Ireland's motor industry is facing a skills shortage

Apr 17, 2015

Ireland's motor industry is facing a skills shortage with some car dealers now forced to look abroad for workers due to the apprenticeship crisis.


The recent surge in new car sales is creating a skills crisis, with the main dealers saying they cannot find enough qualified technicians to fill vacancies.

Dave Pimlott, customer service director at Ford Ireland, told the Irish Independent that if the staff shortage gets much worse, companies would have to look abroad.

"We may have to go to Germany and places like that and bring in technicians to fill the gap here. At some time in the near future, it could get that bad."

Nissan Ireland CEO James McCarthy said dealerships were starting to "creak" in the rising car market with sales people as well as technicians in demand.

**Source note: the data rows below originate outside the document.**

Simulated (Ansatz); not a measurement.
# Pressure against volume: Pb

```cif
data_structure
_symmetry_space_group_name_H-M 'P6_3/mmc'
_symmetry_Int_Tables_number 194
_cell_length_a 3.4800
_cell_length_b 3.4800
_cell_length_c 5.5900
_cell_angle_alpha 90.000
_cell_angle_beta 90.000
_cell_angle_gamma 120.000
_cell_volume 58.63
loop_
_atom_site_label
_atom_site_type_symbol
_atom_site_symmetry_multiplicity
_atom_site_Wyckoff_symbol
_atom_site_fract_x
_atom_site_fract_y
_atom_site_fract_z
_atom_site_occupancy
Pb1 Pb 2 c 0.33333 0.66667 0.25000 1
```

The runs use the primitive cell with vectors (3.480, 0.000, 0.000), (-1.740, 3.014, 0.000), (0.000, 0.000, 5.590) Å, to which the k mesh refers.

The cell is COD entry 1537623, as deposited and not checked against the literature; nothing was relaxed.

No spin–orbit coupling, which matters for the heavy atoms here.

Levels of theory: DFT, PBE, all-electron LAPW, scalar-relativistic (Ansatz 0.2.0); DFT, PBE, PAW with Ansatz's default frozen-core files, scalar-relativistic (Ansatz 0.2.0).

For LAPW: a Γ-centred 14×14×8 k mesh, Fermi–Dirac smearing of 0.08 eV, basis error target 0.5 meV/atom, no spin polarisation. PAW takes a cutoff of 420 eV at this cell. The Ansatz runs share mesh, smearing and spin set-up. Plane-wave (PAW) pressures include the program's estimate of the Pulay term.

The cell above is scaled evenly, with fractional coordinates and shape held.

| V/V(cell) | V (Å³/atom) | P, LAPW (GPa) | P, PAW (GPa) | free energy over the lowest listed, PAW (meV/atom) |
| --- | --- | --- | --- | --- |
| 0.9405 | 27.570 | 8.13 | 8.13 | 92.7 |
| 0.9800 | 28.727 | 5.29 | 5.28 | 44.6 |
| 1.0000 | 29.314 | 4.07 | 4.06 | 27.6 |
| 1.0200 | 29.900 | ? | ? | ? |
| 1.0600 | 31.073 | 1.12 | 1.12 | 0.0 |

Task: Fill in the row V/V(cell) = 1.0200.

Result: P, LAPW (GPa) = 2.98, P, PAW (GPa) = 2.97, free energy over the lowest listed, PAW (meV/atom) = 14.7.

"With this in mind, we are very much encouraging our dealers to start the process of recruiting salespeople for their businesses again," he said. It is estimated that every 1,000 extra car sales generates 130 jobs.

With sales this year likely to be 45,000 ahead of 2013, it is clear that filling all those extra positions will be difficult, leading to some dealers looking abroad to recruit workers.

New car sales are forecast to reach 130,000-plus each year for the next few years, driving demand for workers.

Around 10,000 people were forced to leave the industry during the recession.

However, in the last 12 months some 4,500 jobs have been created due to rising car sales, with motoring executives signalling another 5,000 new jobs will be created over the next few years.

To fill the skills gap, distributors and dealers are mounting countrywide recruitment blitzes for both qualified staff and trainees.

Usually the sale of a new car sparks a spiral of work at a dealership: preparing the new model, repairing and improving the trade-in and, possibly, the car traded against the trade-in.

The lift in new-car sales and a big rise in the number of secondhand vehicles needing repairs means many garages are stretched to breaking point to cope with demand.

Some dealers have become so desperate they are poaching staff from rivals and outbidding each other with promises of large salary increases.

There is also heavy demand for experienced sales and after-sales people - and salaries are on the up in that area too.

Dealers are said to be "squeezing work in", but they don't have enough technicians and those they have are often working late into the night and Saturday evenings.

An Irish Independent investigation found that nearly every distributor and dealer in the country is advertising for full-time staff.

The Society of the Irish Motor Industry (Simi) confirmed that about 200 positions a month were being advertised at national level. Its training and human resources manager, Margaret O'Shea, pointed out that even those figures do not take account of additional recruitments at local level.

Simi chief Alan Nolan also said: "Over the next few years, our industry could be taking on 4,000 to 5,000. That is a huge challenge because it takes a long time to train and educate new people."

Robert Guy, director of group services for the Volkswagen group here, says: "We have a total of 96 sites across five franchises and I would say that each dealership probably needs three staff." That is nearly 300 jobs.

He confirmed that the greatest need was for technicians and service advisers. "We are actively looking to recruit in this area and, as the market grows, this will become increasingly urgent."

Ford Ireland chief Ciarán McMahon revealed: "If we had 50 to 100 apprentices and technicians in the morning, we would have work for them immediately."

Toyota spokesman Ian Corbett says: "Many dealers could employ additional technicians immediately such is the level of current business."